Skip to main content

Evaluate ML models

Prerequisites

High-level Steps

  1. Configure Model Info
  2. Configure Explainability Metrics
  3. Configure Evaluation Metrics: Fairness
  4. Configure Evaluation Metrics: Quality
  5. Start Evaluation

Instructions

Configure Model Info

  • Click on your model Yonce you've added the model to OpenScale. Click the blue button “Actions” and select “Configure monitors”
  • You will see the following configuration view. Click “Edit” on the upper right hand corner for the "Training data" box.
  • Select “Use manual setup” and click “Next”
  • To setup the monitoring, we would need to provide training data and specify what are the data features that we want to monitor on. For Training data option, select “Upload file” from the dropdown list as we will be uploading a training dataset in this example. Browse the training dataset file, select “Comma” from the dropdown for Select delimiter, as the csv file is being separated by comma. Click ”Next”.
  • You will see this view with the data column information in the submitted training dataset. Scroll down and make sure that “Decision” is checked for “Label / Target” as that’s the targeted prediction field. Click “Next”
  • Ensure the prediction and probability are clicked accordingly. Click “View Summary”
  • You will see this summary view, click “Finish”

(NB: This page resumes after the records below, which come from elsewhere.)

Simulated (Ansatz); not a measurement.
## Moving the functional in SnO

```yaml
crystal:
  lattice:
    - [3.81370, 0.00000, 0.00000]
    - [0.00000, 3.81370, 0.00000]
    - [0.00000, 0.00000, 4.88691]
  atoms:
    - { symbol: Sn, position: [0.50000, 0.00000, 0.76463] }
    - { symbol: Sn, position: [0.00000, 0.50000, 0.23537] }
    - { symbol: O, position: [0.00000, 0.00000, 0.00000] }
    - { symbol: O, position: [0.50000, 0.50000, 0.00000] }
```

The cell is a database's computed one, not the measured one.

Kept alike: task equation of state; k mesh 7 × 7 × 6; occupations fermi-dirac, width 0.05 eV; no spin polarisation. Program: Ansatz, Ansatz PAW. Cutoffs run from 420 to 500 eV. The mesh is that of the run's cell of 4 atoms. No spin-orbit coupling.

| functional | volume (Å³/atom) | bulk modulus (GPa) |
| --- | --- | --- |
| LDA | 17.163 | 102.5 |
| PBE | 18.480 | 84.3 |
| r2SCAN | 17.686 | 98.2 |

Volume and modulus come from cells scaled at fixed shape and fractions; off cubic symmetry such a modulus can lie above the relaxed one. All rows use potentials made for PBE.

Configure Explainability Metrics

  • After last step in Configure Model Info section, you will now see this view with the training data attached and the data labels specified.
  • We first configure Explanability. To configure monitoring metrics for explanability, on the left hand side panel, navigate to “General settings” under Explainability. Click on the "Edit" icon for "Explanation method" to start configuration.
  • Explanation method: In our example, we will set the SHAP global explanation to “On” and select “SHAP” for Local explanation method. Click “Next”.
  • We need to select Controllable features for explanability. Controllable features are features that can be changed and have a significant impact on your model outcomes. In our example, we set all features as controllable, and click “Save”
  • Once we selected "SHAP" for Explanation method, we will need to configure the SHAP tab. Navigate to the SHAP tab and click the "Edit" icon for "Common Settings" to start configuration.
  • Set the number of perturbations per record. In our example we use the default value 0. Click ”Save”. For more information about SHAP model, click here: Configuring explainability in Watson OpenScale

Configure Evaluation Metrics (e.g. Fairness, Quality)

Fairness

  • To configure Fairness, navigate to the ”Fairness” tab under Evaluations.
    • Click “Edit” icon for "Configuration" to configure the metrics. Select “Configure manually” and click “Save”.
    • Next, click “Edit” icon for Favorable outcomes to configure.
    • Configure the Favorable outcomes by selecting the checkboxes according to the use case. In our example, “Hired” is the favorable outcome and “Not_Hired” is the unfavorable outcomes. Click “Save”.
  • Next, we configre "Sample Size". Click “Edit” icon for "Sample Size" to start configuration.
  • Set the minimum sample size to a number equal or smaller than the testing data, in our example, we set it as 1000. Click “Save”.
  • Next, click “Edit” icon for "Metrics" to configure Metrics.
  • Select metrics that you’d like to monitor. In our example, we additionally select “Statistical parity difference”. Click “Save”.
  • We could then set the lower and upper threshold for fairness value. In our example, we use the default value. Click “Save” to finish the setup.
  • For more information about Configuring fairness evaluations, click here: Configuring fairness evaluations in Watson OpenScale

Quality

  • To configure Quality, navigate to the”Quality” tab under Evaluations.
  • Click “Edit” icon for Quality thresholds to configure the metrics.
  • For Quality thresholds, review the default setup or change any number based on your project requirement. In our example, we keep the default setup and click “Next”.
  • For Sample size, input a number that is equal or smaller than the testing dataset. In our example, we use 1000. Click ”Save”.
  • For more information about quality metrics: Configuring quality evaluations in watsonx.governance
  • For more information about Configuring Quality Evaluations: Configuring quality evaluations in Watson OpenScale

Evaluate now

  • One the configure monitor steps is completed, navigate back to the model summary page and click “Actions” button and select “Evaluate now”.
  • A righthand side panel will appear to “Import test data”. Select “from CSV file” and select testing dataset file. In our example, the “test.csv” file. Click “Upload and Evaluate” to start the evaluation.
  • The right hand side panel will close and you will see this following view saying “Evaluation in progress”, wait a few minutes to view evaluation results.
  • After a few minutes, you will see the evaluation dashboard similar to the screenshot. You’ve finished configuring model governance for a classification model.